Consumer deleveraging proceeds apace, but the debate still rages: Have American consumers mended their ways? Are they truly cutting back on their borrowing and spending, or do measures of indebtedness reflect little more than banks writing off billions in bad loans?
The Federal Reserve Bank of New York has compiled an impressive body of evidence to suggest that the "new frugality" is real. The bank's Quarterly Report on Debt and Credit for the third quarter of 2010 shows that United States consumers have pared nearly $1 trillion from their outstanding debt since its peak in the third quarter of 2008.
While defaults and charge-offs contributed to the decline, says Donghoon Lee, senior economist, "Americans are borrowing less and paying off more debt than in the recent past." The change, he suggests, comes from both tightening credit standards and voluntary changes in spending behavior.

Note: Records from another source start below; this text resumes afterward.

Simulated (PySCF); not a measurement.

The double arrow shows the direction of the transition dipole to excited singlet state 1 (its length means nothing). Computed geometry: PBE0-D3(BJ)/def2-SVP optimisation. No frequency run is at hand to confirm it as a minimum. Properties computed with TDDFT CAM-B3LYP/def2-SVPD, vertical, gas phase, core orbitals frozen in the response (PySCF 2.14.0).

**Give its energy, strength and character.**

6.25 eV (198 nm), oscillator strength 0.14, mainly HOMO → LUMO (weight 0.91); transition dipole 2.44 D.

Consumers reduced their cash flow by $150 billion to pay off debt in 2009, compared to borrowing $300 billion annually to augment consumer cash flow between 2000 and 2007.
Excluding the effects of defaults and charge-offs, non-mortgage debt fell for the first time since 2000. In addition, mortgage debt paydowns reached $140 billion by year-end 2009. "These unique findings suggest that consumers have been actively reducing their debts, and not just by defaulting," states the press release accompanying the report.
Consumers are serious about paying down debt and bolstering their savings. The accomplishment is all the more remarkable coming during a time when nearly one fifth of the population is unemployed or underemployed. The trend will continue for at least a few more years as boomers, who have only a few years left to accumulate wealth, get serious about saving for retirement. Consequently, the U.S. growth rate will be sub-par for several years to come.
The bottom line for Boomergeddon: For us debt and deficit watchers, that means (all other things being equal) higher deficits and more debt than that estimated in the official budget projections. The new Congress may be serious about cutting government spending, but it will be paddling against a current of slower growth and disappointing tax revenues.